Academic Planning and Monitoring for Quality:
The current practice of academic planning for school education is largely a 'top down' annual exercise. Its focus is on how teaching time should be allocated for teaching of subject content over the year, and stipulating other activities that will be conducted in schools. Typically, this is done by SCERTs or the Directorates/Departments of Education, and presecribed uniformly for all schools in the state. The importance of school-level planning was emphasised by the Kothari Commission when it underscored the need for each school to prepare an 'institutional plan' and evolve a 'development programme spread over a period of time'.
To be meaningful, academic planning has to be done in a participative manner by heads and teachers. One component of planning will include augmentation and improvement of the physical resources of the school. The second is to address the diverse needs of students and to identify the inputs and academic support that the school needs in order to respond to these needs. The planning exercise is an important process through which schools can enlist the involvement and support of the larger community in the education of children. This includes village education committees and other statutory bodies. Micro planning, which includes village-level mapping of school participation (non-enrolled children, attendance patterns, children with special needs, etc.), as well as identification of human resources, allows the school to plan on a more realistic basis for every child. In order to have more independence at the school level, both at the stage of planning and at the stage of implementation, it is necessary that financial allocations permit greater flexibility regarding schemes and norms, and also greater transparency and accountability of budget allocations and expenditure.

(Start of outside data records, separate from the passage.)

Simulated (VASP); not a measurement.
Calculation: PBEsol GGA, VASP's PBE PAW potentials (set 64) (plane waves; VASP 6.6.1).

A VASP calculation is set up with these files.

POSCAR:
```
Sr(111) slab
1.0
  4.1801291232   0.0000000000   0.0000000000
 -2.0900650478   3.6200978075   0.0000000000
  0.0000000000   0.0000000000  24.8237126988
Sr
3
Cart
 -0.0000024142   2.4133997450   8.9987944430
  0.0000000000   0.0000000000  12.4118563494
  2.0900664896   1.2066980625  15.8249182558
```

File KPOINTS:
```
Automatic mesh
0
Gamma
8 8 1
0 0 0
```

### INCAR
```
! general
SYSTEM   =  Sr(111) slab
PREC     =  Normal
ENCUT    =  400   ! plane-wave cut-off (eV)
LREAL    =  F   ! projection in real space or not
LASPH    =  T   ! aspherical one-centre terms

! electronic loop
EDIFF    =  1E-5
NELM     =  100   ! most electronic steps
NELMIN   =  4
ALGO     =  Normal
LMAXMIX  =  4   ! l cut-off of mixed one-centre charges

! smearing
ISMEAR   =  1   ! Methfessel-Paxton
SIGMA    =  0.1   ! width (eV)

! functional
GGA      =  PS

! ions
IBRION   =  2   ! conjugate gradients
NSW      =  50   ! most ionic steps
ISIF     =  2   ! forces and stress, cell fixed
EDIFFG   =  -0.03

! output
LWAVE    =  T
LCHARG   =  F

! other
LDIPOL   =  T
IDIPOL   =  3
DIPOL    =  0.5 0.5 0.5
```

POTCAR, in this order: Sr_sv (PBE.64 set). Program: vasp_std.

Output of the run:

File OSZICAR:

There is a need to prepare the system to engage in more extensive and genuine planning from below, rather than only applying the arithmetic of unit costs for programmes determined at the state or national centres. Only then can 'autonomy' and 'choice' of schools and teachers, as well as the responsibility of the school towards the needs of children, become substantive. A broad framework for planning upwards, beginning with schools identifying focus areas, with subsequent consolidation at the cluster and block levels, could create a genuinely decentralised districtlevel planning. Setting targets, planning for and being responsible for them would then become feasible at all these levels.